Museum of Fine Arts, Boston
July 22–November 5, 2017
This exhibition celebrates the MFA’s unparalleled holdings of works by Charles Sheeler (1883–1965), presenting 40 photographs from three significant series created during the heyday of his career as a founder of American modernism.
After enjoying success as a painter, Sheeler initially took up photography as a way to make a living.
Buggy, Doylestown, Pa., 1917. (Charles Sheeler/The Lane Collection, courtesy of the Museum of Fine Arts, Boston)
His experiments with the medium included the 1916-17 series of photographs capturing various elements of an 18th-century house he rented in Doylestown, Pennsylvania. The sequence of stark, geometric compositions was among the most abstract and avant-garde work being made in the US at the time—created in response to the Cubist art of Picasso and Braque that Sheeler had previously encountered in Europe.

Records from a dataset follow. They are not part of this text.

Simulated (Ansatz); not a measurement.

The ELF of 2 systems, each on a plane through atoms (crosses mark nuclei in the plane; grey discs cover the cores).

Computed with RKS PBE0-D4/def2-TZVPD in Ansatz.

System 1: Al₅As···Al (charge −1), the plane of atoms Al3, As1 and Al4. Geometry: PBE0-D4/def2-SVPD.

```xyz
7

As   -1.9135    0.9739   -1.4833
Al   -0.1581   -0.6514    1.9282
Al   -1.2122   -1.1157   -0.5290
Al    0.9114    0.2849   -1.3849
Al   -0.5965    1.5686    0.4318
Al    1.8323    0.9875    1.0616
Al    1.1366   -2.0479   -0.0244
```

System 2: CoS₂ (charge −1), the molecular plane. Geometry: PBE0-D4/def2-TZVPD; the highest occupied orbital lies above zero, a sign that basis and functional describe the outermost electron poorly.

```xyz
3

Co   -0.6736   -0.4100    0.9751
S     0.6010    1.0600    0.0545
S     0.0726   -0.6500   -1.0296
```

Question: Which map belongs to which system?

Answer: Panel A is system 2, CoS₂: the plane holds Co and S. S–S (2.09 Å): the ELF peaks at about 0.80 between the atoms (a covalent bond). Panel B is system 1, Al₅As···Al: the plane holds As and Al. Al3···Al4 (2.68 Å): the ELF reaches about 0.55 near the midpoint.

Manhatta – Through a Balustrade (1920), Charles Sheeler. © The Lane Collection
In 1920, Sheeler collaborated with fellow photographer Paul Strand on the short film Manhatta, presenting dramatic views of lower Manhattan. Abstract stills from the 35mm film, which was shot from steep angles, are presented alongside larger prints of Sheeler’s cinematic images of New York City, produced shortly after Manhatta—which he used as source material for his paintings.
Criss-Crossed Conveyors — Ford Plant, 1927. (Charles Sheeler/The Lane Collection, courtesy of the Museum of Fine Arts, Boston)
The exhibition culminates with the 1927 photographs of the Ford Motor Company plant in River Rouge, Michigan, commissioned to celebrate the introduction of Ford’s Model A. The cathedral-like scenes convey an optimism for American industry, and are now considered icons of Machine Age photography.
All of the photographs in the exhibition are drawn from the Museum’s Lane Collection—one of the finest private holdings of 20th-century American art in the world, including Sheeler’s entire photographic estate—given to the MFA in 2012.